Departmental Detrimental
Businesses should not resemble circular firing squads.
While presenting to the Silicon Valley Forum’s Marketing SIG last night, one audience member noted her company’s marketing, product development and sales staffs were unaligned. Well, “unaligned” might be poor wording. They appear to be as completely disjointed as drawn and quartered traitors. This is not uncommon in tech companies where the three groups have come onboard at different phases of corporate growth, believe they own the customer and move ahead despite what other teams are doing.
Circular firing squads are more efficient and less violent.
In early phases, techies are product managers and interface with customers directly. They believe they listen to prospects though this is often self-delusion. Techies (and particularly techie founders) only listen to customer input that agrees with the original product vision. This form of founderitus is so prevalent in Silicon Valley that my audience was not surprised when I described it to them.

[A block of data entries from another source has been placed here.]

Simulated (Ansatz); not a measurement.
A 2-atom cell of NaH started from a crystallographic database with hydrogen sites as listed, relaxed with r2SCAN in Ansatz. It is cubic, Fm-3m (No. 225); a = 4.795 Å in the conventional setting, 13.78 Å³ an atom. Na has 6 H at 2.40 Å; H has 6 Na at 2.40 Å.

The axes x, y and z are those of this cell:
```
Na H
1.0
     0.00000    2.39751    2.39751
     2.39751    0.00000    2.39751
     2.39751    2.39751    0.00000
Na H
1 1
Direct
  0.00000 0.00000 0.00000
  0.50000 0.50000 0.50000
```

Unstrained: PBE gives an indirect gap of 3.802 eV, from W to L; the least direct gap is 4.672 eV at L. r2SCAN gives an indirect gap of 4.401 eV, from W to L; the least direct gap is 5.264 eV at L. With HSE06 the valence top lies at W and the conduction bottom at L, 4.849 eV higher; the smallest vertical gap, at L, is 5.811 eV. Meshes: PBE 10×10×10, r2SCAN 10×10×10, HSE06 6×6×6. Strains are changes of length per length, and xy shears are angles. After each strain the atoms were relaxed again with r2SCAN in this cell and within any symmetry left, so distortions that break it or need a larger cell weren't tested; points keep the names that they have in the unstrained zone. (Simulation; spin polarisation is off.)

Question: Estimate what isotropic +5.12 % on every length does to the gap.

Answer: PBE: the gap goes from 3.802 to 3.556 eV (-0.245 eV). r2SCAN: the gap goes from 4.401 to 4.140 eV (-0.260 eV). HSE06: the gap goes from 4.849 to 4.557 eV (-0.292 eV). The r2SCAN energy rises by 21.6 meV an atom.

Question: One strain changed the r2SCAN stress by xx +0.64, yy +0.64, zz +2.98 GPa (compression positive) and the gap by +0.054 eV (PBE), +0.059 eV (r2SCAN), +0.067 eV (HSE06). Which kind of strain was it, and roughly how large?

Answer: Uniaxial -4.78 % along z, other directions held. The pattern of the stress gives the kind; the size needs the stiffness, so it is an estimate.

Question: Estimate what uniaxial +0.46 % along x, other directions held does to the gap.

Cynicism thrives in the valley.
A little later in corporate aging, salespeople are hired and begin dictating product development agendas. Unhappily, professional product hawkers have a one sales quarter viewpoint and can launch development teams into spasmodic fits of coding to meet the Customer Objection of the Week. Product managers get sick of this after a while and stop listening to sales, leaving sales staffs to create their own stories about what the product does … even when it doesn’t.
Sadly the Internet has not yet obviated the need for salespeople.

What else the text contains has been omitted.